By DONNABELLE L. GATDULA
The Philippine Star
The cost of power sold by Lopez-owned First Gas Corp. to distribution utilities is among the cheapest in the country, top company officials said yesterday.
In a statement, First Gas president and CEO Federico Lopez said the company has been delivering power to Manila Electric Co. (Meralco) at P4.35 per kilowatt-hour (kwh), adding it would be cheaper if the royalty taxes are removed.
"The power of First Gas would be P2.57 per kwh if the royalty taxes of P1.79 per kwh is removed, by far one of the cheapest in the country," he pointed out.
First Gas, which consumes 55 percent of output of the Malampaya natural gas field in Palawan, pays royalty taxes for the gas purchase.
The then Energy Regulatory Board (ERB), in its June 1997 decision, stated that "after a thorough evaluation, it is clear that First Gas Power Corp.’s rate to applicant is comparable with the rates of the other independent power producers (IPPs) selling power to National Power Corp. (Napocor)/utilities in the Luzon grid."
"Since the purchase cost of Meralco is lower than the effective rate of Napocor, the rates charged to applicant are just and reasonable," the ERB (now called the Energy Regulatory Commission) said.
The decision also stated that "First Gas’ rate of P1.4597/kwh is lower than Napocor’s current effective price which is P2.1908 per kwh. First Gas has a lower average rate per kwh of P1.4427 assuming a higher load factor of 90 percent as against Napocor’s P2.1545 per kwh."
Richard Tantoco, First Gas EVP and COO ,added that while Napocor claims it did not pass on its take or pay to its consumers, "(Napocor president) Del Callar conveniently forgot to say that the National Government had to absorb P200 billion of Napocor debts in 2001."
"From 2002 to 2004, Napocor continued to suffer losses arising from its take or pay contracts with its IPPs, contributing to 1/3 of the country’s consolidated public` sector deficit (CPSD). This, in turn, led to the necessity to pass the EVAT Law. So, no matter how you look at it, the burden ends up with consumer," he added.
Based on an Asian Development Bank Country Economic Review, it cited "the public power sector’s weak financial position causes an unsustainable drain on government finances."
Napocor’s financial position has suffered a dramatic reversal from a surplus in 1997 to a loss of P117 billion in 2003 (more than half of the National Government budget deficit). This forces the government to borrow on Napocor’s behalf, at relatively high cost in international capital markets.

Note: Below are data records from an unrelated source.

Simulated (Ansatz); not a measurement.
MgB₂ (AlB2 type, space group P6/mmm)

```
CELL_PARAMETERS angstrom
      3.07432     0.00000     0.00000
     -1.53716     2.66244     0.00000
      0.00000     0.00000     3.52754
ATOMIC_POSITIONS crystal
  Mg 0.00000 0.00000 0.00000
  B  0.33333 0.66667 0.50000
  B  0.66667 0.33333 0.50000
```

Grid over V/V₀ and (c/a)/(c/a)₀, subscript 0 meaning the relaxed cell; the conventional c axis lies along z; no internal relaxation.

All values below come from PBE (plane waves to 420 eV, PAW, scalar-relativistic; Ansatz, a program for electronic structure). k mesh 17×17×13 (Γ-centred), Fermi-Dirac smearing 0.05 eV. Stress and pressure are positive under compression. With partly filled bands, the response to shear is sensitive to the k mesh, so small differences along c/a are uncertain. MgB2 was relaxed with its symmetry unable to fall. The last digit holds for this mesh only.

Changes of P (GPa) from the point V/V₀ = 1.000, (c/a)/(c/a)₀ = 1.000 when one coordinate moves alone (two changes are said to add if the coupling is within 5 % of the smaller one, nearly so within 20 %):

In September 2004, the government raised $750 million under re-opened bonds, priced at almost 500 basis points over US treasuries. In December 2003, Napocor’s liabilities totaled almost P1.3 trillion, including P757 billion resulting from obligations to its IPPs and P475 billion, about 11 percent of GDP, from foreign loans and bond issuances. Additional loans ($1.5 billion) obtained in 2004 raised Napocor’s indebtedness to P559 billion.